YURI LEIDERMAN | BALLAD OF SNW FALLING INTO THE SEA
CHRISTINE REBET | SHADOWS OF FAMILY TREE
MLADEN STROPNIK WITH JEN LIU AND MARKO TADIĆ | 13 FIFTEEN
June 21 – August 29, 2020
YURI LEIDERMAN | BALLAD OF SNOW FALLING INTO THE SEA
Gregor Podnar presents a selection of new and recent paintings, dating from 2016, by Yuri Leiderman that are woven together by the exhibition title taken from a featuring artwork. Leiderman’s latest works fuse narratives, simultaneously familiar and peculiar, with abstraction and figuration. The inspiration for his chosen title can be traced back to his preoccupation with Ancient Greek mythology and specifically a metaphor found in Homer’s epic poem “The Iliad”.

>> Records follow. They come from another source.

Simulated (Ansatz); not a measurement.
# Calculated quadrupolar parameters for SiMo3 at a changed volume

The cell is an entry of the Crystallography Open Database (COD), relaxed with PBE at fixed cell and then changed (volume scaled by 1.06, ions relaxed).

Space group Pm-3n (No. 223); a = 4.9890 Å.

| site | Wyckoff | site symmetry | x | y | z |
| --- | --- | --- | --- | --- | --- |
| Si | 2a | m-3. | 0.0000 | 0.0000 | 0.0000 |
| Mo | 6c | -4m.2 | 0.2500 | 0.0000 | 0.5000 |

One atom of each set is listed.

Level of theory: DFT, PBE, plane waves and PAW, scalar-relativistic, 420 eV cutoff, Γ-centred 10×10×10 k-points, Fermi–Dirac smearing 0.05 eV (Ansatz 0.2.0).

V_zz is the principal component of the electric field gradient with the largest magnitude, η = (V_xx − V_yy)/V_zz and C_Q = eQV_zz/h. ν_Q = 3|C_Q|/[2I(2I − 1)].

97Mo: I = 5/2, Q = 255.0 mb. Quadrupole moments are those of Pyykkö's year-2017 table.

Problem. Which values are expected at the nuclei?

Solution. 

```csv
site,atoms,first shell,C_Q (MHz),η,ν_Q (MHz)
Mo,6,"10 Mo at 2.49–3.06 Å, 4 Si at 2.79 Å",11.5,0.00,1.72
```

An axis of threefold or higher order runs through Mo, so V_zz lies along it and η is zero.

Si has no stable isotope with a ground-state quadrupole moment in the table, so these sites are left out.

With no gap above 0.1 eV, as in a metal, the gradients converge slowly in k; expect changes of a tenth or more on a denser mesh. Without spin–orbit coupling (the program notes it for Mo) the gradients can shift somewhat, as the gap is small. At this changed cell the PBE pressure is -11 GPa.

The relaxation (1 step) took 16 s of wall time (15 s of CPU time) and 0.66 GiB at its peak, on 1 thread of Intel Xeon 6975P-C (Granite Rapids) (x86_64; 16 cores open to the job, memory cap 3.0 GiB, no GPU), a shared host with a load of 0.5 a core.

“Homer describes arrows flying through the air during battle like snow falling into the sea. In another excerpt Homer describes a God appearing and disappearing in quite the same words. The point is that since I was born in Odessa, I’ve also had the opportunity to observe sometimes during winter, the whiteness of snow falling from the sky and melting into the green water of the sea. And that struck me. More than 2500 years divide myself and Homer yet we both experienced how the snow falls into the sea, and maybe we contemplated the same things whilst observing it – about finality and eternity, about the small circle of our lives between appearing and disappearing, and about fight, tenderness, friendship, uprisings, love and hate, which determine that short moment.” (Yuri Leiderman, 2020)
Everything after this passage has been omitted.